I also think the armorphous idea of "fun" can be 'metric'ed" to some degree.
What is "fun" in a game? Can fun be measured? I think it can be measured as the amount of engagement in the game. A game activity should have engagement as much as possible, and it should provide a decent range of win/loss conditions, based on how much you engage. Something is "easy" if merely engagement itself is guaranteed to win, whereas something is "hard" if you need engagement plus additional win conditions to ensure victory. Optimized fun is any state which maximizes engagement, in the sense that you feel like what you did mattered. If something doesn't require engagement at all to win, it's not a game.
e.g. if you're jumping over a pit in a side-scroller, then that's engagement, and the level of fun is dependent on things such as how quickly you jump and whether you can "glide" the controls in the air. the level of difficulty is dependent on such things as how accurate you need to be when you take off, and whether you need to be able to control the thing in the air, and if so, how sensitive it is. If you're guaranteed to make the jump no matter what, it's (not) so "fun", if you lose control for too long (e.g. the jump is too slow) that's not fun either, or if it's too difficult and fiddly then that becomes less fun as well. So you can in fact produce metrics for all those things.

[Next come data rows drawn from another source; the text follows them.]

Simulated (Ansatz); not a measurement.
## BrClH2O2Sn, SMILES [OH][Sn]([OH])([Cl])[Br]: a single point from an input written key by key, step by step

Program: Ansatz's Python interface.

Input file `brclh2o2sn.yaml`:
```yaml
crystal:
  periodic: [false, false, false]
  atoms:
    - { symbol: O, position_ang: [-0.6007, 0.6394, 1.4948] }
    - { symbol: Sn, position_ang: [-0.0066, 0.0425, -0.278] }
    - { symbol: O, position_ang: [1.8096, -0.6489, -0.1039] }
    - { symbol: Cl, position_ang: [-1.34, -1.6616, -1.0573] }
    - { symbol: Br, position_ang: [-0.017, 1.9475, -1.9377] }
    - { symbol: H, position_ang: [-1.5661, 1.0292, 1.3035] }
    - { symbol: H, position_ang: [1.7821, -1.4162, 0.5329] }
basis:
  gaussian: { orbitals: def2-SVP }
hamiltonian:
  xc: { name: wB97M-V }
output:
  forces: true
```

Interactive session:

e.g. something is not fun if you don't need to engage enough, or you need to engage too much to win. There should be a good sense that your options of how you engaged lead to the victory or loss condition. So in terms of this physics game, it's tuning the controls to jump a car over a ravine, and the car is a sci-fi one with some glide control from spoilers/wings. I believe we can in fact tune how "fun" that activity is via machine learning (I was using AI as the broad term, because it can really be by any means). e.g. how much is success or failure dependent on the specific controls you press. That can be tuned for directly.